Sensu Go: Modern Infrastructure Monitoring
During the Rails-to-GCP migration at Privia Health, we were also running Sensu monitoring checks across both the old Rackspace infrastructure and the new GCP environment. We were on Sensu Classic (0.x) when I arrived and were in the process of migrating to Sensu Go (5.x). The architectural differences between the two are significant enough that it's worth explaining both.
What Sensu Is and How It Differs from Nagios
Nagios uses a centralized polling model: the Nagios server connects out to monitored hosts to run checks (via NRPE or SSH), or hosts schedule passive results to be sent back. Everything is defined in flat config files on the Nagios server. The host/service model is rigid — a service belongs to a host, and that's the primary organizational unit.
Sensu flips this. Agents run on monitored nodes and execute checks locally, then publish results back to the backend over a persistent WebSocket connection. The backend doesn't reach into hosts. This works much better in cloud environments where IPs are ephemeral and you're not maintaining a static list of hosts.
Sensu also uses an entity model instead of host/service. An entity represents anything being monitored — a server, a network device, a cloud function, a proxy check target. Entities aren't pre-registered; they appear when an agent first checks in. This is a better fit for autoscaling infrastructure.
Architecture
Sensu Go has three main components:
sensu-backend: The control plane. Handles check scheduling, result processing, event filtering, and handler dispatch. Uses an embedded etcd cluster for state storage. The API and web UI run here. In production you run an odd number of backends (3 or 5) for etcd quorum.
sensu-agent: Runs on each monitored node. Subscribes to check topics, executes check commands, publishes results. Communicates with the backend over WebSocket. Also exposes a local StatsD listener for metrics.

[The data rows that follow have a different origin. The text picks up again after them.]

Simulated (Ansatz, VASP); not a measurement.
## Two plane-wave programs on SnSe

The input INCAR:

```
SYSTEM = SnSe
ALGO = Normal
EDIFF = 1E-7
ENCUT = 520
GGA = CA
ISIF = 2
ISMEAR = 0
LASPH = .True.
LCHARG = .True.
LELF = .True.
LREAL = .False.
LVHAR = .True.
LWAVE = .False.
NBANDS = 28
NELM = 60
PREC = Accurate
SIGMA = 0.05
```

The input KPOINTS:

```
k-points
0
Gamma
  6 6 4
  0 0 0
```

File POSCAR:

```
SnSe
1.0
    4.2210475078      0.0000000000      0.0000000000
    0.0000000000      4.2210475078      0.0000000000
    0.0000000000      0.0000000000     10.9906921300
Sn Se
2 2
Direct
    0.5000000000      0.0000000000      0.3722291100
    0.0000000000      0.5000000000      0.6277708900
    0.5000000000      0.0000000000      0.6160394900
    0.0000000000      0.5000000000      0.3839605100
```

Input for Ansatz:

etcd: Embedded in the backend. No Redis, no RabbitMQ, no external message queue — this was one of the pain points in Sensu Classic.
Writing a Custom Check
Sensu checks follow the same exit code contract as Nagios plugins:
0— OK1— WARNING2— CRITICAL3— UNKNOWN
Here's a Python check that verifies a Rails Puma process is running:
#!/usr/bin/env python3
"""
check_puma_process.py — verifies Puma master process is running
"""
import subprocess
import sys
def check_puma():
try:
result = subprocess.run(
['pgrep', '-f', 'puma.*master'],
capture_output=True,
text=True,
timeout=5
)
if result.returncode == 0:
pids = result.stdout.strip().split('\n')
print(f"OK: Puma master running, PID(s): {', '.join(pids)}")
sys.exit(0)
else:
print("CRITICAL: Puma master process not found")
sys.exit(2)
except subprocess.TimeoutExpired:
print("UNKNOWN: pgrep timed out")
sys.exit(3)
except Exception as e:
print(f"UNKNOWN: {e}")
sys.exit(3)
if __name__ == '__main__':
check_puma()
The check script lives on the agent nodes (or is distributed via Sensu assets). The output written to stdout becomes the event message in Sensu.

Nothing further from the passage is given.